Tips on How to Build a Great Survey
If you’re interested in using QR Codes or Personalize URLs then you’re probably considering including a survey on the landing page. If that’s the case here are some good tips on how to build a quality survey that will deliver the results you want.
1. Define your objective
What business goal do you hope to achieve with the survey data? This objective should be clearly stated and should guide every survey question you write, how much detail each question needs and if there’s any way to access the information elsewhere to avoid unnecessary questions. Without a clear objective, surveys become too long, complex and expensive.
2. Choose the right contact method
Traditional survey methods rely on face-to-face interviews, phone calls and mail questionnaires. But e-mail and online surveys are the fastest-growing and often the least expensive to administer. Choose the method that fits well with both the nature of your questions and the depth of information you hope to get. Open-ended questions work best in-person or over the phone, while questions that require specific rankings, true or false answers or particularly candid responses are better via e-mail or traditional mail. Remember, when deploying a survey through e-mail, make sure you have valid opt-in permissions to avoid complaints about spamming.

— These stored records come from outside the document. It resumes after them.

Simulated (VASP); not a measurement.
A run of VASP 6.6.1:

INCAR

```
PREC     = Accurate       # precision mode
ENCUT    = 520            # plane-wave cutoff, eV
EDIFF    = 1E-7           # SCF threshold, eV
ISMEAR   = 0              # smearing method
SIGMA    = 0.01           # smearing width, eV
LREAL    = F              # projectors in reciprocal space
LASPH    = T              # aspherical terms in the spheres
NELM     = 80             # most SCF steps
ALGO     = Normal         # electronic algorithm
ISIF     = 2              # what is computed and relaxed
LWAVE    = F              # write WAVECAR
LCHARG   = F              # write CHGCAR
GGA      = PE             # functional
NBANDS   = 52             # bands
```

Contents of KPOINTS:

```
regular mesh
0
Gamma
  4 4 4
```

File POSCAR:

3. Write the questions carefully
Developing an effective and easy-to-answer questionnaire is half art and half science. The iterative research and writing process can take months and usually involves three primary steps:
– hosting focus group to clarify issues and analytical requirements
-introduction and question writing
-testing and refining
When writing questions, simple and familiar language wins over slang, abbreviations and industry-specific jargon. If complex terms are unavoidable, define them for your audience.
Remember, copy for online or mail questionnaires won’t always translate well into other instruments like phone or in-person surveys. Write for all the types of surveys your audience will be taking.
4. Categorize questions properly
Within each survey category, group similarly structured questions together. For example, those that require a yes or no response, multiple choice questions, questions that require 1-10 rankings and open-ended questions should all be separated into sections. To pull respondents in, pose the most interesting or easy-to-answer questions first and save the more personal questions for last.
Finally, use the testing phase of the process to observe how focus groups respond to each question. Review any questions that respondents stumble over, consistently don’t understand or take too long to answer. Restructure these questions or scrap them altogether.
5. Consider using an incentive
Survey response is hard to predict and driven by many variables—most of them out of your control. Response rates can be improved by motivating your audience to respond. Depending on the nature of your business and your survey budget, consider entering each respondent’s name in a grand prize giveaway or offering small gifts or discounts. Though this makes the backend logistics more complex, it can often boost response rates significantly.
6. Manage the project closely
The importance of project management can’t be overemphasized. After development and testing, a survey needs to be administered properly. Choose a team member who’s highly detailed and focused on minimizing survey errors, optimizing responses, compiling data and presenting the results.
Analyzing the results
The same methods that worked in crafting the survey should be applied to presenting the findings. Pull the key pieces of information, present them clearly and show how they relate to the original survey objectives. Use charts and graphs whenever possible to present data visually. Then, encourage creative discussion around how the findings can be used to improve customer service, marketing, communications or employee satisfaction. Often, survey results can inform other parts of the business and the data can cross company lines to benefit other departments.
When it’s time to analyze the results, look for biases that are often unavoidable or hard to predict beforehand. Did only a certain set of zip codes respond to your mail survey? Was a particular e-mail domain underrepresented in your online survey? Why?
Surveys can be a valuable way to better understand any segment of a business, but they’re only as good as the strategy that’s put into them. When it’s time to launch your first survey, planning, preparation and the right people make all the difference.